The Systems group at Cornell examines the design and
implementation of the fundamental software systems that form
our computing infrastructure.
Below we give just a small representation of the varied systems work
going on here, and invite you to visit the project and faculty web pages,
as well as read the papers.
Also check out our weekly
Systems Research Seminar.
Networking
Ken Birman, Robbert van Renesse, and Hakim Weatherspoon are working with
industry to develop new fault-tolerance and scalability options for the
world's fastest network routers. This effort is exploring ways of
migrating some of their prior work on distributed computing into the
router itself, so that applications such as BGP can scale better and
handle component failures gracefully, and new kinds of functionality
like overlay networks or VOIP can be executed right on the router
fault-tolerantly. A goal is to compete with telephony levels of
availability: the router must be “continuously on”

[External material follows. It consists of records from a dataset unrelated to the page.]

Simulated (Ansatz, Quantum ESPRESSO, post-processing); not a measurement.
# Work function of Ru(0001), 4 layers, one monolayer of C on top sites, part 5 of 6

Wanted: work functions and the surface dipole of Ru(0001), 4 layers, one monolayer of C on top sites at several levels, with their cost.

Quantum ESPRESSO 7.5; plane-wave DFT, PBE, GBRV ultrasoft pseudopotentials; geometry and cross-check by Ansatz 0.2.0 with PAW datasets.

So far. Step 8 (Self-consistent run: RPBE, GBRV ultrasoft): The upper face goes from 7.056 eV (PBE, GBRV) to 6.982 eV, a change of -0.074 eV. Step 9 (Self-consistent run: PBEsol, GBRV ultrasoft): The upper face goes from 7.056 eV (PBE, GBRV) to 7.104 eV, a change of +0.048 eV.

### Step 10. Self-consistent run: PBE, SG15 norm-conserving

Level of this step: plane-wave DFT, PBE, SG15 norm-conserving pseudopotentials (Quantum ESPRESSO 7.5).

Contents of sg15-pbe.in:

even when handling a crashed node.
Weatherspoon is also looking at packet loss dynamics on the
National LambdaRail,
an optical network spanning the country.
Andrew Myers and Emin Gun Sirer developed Trickles
(NSDI 2005, ACM TOCS 2008),
a stateless network protocol stack.
Traditional operating system interfaces and network protocol
implementations force system state to be kept on
both sides of a connection. Such state ties the connection
to an endpoint, impedes transparent failover, permits
denial-of-service attacks, and limits scalability. Trickles
is a novel TCP-like transport protocol
and a new interface to replace sockets that together enable
all state to be kept on one endpoint, allowing the
other endpoint, typically the server, to operate without
any per-connection state.
| | |
Peer-to-Peer Systems and Collaborative Tools
Cornell faculty has done extensive work in the Peer-to-Peer networking area,
ranging from file sharing to media streaming to network monitoring.
Van Renesse and Birman developed the highly scalable Astrolabe
network monitoring system (IPTPS 2002, ACM TOCS 2003), now used at a
major e-retailer. Emin Gun Sirer has created a large number of P2P
systems, including
Antfarm (NSDI 2009), a content distribution system based on managed swarms,
Octant (NSDI 2007), a system for geolocation of
Internet hosts, and Corona, an Internet-scale Publish-Subscribe
system (NSDI 2006). Van Renesse developed Fireflies, a Byzantine-tolerant
P2P overlay network (Eurosys 2006). Weatherspoon
designed and implemented the Antiquity system, a secure P2P storage
facility (Eurosys 2007).
Birman's group is working on Web2.0 collaboration.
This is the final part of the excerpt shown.